The above would only work for layers that expose tags HSTORE field at the top SQL layer, and have a magic keyword as part of its SQL statement. Resulting layer modifications:

Please update the following sections with the exact specification, or add comments with proposals:

Imposm mapping file

TODO: what changes should tools do to the mapping file(s), and how should tools determine which file/table/key should be modified

Add field declarations

Layer specification is updated dynamically: new fields with their descriptions are added to the layer.fields map. TODO: decide if we should support values param, and if so, how. TODO: decide if we want to support updates to existing fields, for example adding more enum values to class. Is this needed at all? E.g. if we add a value to transportation class, it will not be straightforward to change which of them are included in z12

Update main SQL statement

TODO: We currently use %%FIELD_MAPPING: class %% for SQL modifications. We could use something similar here, e.g. introduce a new %%CUSTOM_TAGS%%? Replacement might be in the form NULLIF(tags->'maxspeed', '') AS "maxspeed",, or we may want to allow users to provide their own SQL.

zstadler commented 3 years ago

The requirements from the tools would be derived from the new structure of defining a layer.

The structure could be based on the following principals. The transition of the layers to the new structure can be done on a layer-by-layer basis, once the tool support is available.

The following tool-related enhancements could help implementing the above:

zstadler commented 3 years ago

A further improvement over the direct use of a {layer_tags} macro would be that a missing query entry of a layer will be computed from the fields defined in openmaptiles.yaml, the <layer>.yaml file.

It would roughly be:

    query:  (SELECT geometry, {layer_non_tags}, {layer_tags} FROM layer_<layer>(!bbox!, z(!scale_denominator!))) AS t

Where {layer_non_tags} is a macro that expands to all fields, such as class and brunnel, that are defined in the <layer>.yaml file but are not covered by {layer_tags}.

To be discussed: Should such SQL-generated fields be stored as separate columns, as entries in the tags column, or either way with an indication included in their <layer>.yaml entry.
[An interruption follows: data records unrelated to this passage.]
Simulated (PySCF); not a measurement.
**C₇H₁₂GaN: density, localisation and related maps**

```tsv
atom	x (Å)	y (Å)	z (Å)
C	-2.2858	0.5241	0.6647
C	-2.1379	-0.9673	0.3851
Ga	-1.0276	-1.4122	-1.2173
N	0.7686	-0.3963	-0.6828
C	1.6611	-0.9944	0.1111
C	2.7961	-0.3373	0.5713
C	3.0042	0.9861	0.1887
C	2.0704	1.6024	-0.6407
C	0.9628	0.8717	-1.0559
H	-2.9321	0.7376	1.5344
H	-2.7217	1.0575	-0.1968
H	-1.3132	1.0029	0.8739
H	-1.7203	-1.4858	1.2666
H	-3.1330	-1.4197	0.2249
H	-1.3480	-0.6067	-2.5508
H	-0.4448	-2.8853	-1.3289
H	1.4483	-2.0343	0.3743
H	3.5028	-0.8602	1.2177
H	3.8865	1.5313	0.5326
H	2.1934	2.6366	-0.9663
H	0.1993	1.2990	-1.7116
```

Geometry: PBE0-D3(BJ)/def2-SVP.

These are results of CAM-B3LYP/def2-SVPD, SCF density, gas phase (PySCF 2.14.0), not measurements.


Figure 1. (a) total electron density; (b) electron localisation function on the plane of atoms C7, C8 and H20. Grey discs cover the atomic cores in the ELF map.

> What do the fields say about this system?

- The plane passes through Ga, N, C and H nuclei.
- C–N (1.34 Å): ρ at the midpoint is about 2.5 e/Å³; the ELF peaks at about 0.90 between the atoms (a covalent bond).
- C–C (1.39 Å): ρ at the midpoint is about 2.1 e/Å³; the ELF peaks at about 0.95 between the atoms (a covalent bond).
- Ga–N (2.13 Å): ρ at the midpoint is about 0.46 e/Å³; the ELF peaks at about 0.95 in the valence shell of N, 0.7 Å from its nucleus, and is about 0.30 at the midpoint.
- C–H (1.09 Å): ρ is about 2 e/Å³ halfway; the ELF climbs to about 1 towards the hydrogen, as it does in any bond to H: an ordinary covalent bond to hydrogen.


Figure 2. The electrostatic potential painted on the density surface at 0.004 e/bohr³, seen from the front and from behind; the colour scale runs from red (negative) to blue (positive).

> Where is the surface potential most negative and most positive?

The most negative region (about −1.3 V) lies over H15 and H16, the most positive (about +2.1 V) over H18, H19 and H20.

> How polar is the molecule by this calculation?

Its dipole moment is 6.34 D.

Note: The {layer_tags} macro will still be useful when the query entry must be explicitly provided.

ZeLonewolf commented 3 years ago

One of the challenges I see is that there is a fundamental limit of imposm mappings - you can only specify a single tags block that applies for the ENTIRE mapping. Thus, if you decide that a tag should be added to the tags hstore for one layer, it will get added for every single layer. This was fine when we're only using the tags hstore for name and name:xx value, but it could cause unexpected results such as fragmentation or unwanted extra fields when adding a tag to a layer.

Now, in general, the information domain helps us here. If we add maxspeed because we want that for road rendering, it's unlikely to show up in landuse because maxspeed is specific to the transportation domain.

Given this limitation of imposm, we would need to introduce a computed column (probably in a separate table, accessed via JOIN over primary keys to ensure a proper update triggering sequence) in between the table that imposm creates, and the rest of the layer logic. The purpose of column would be to hold a minimized version of the tags object that contains only the tags that the layer actually cares about. The column could be computed by a function which is generated by openmaptiles-tools as determined by information in the layer yaml. The table would also need an update trigger to recompute the column each time a row changes.

This would allow us to build arbitrary tags objects that can get replicated up through the table sequence and into the layers that is minimized to contain just the data that the layer needs, and prevent object fragmentation, as described in https://github.com/openmaptiles/openmaptiles/pull/1252#issuecomment-932094169.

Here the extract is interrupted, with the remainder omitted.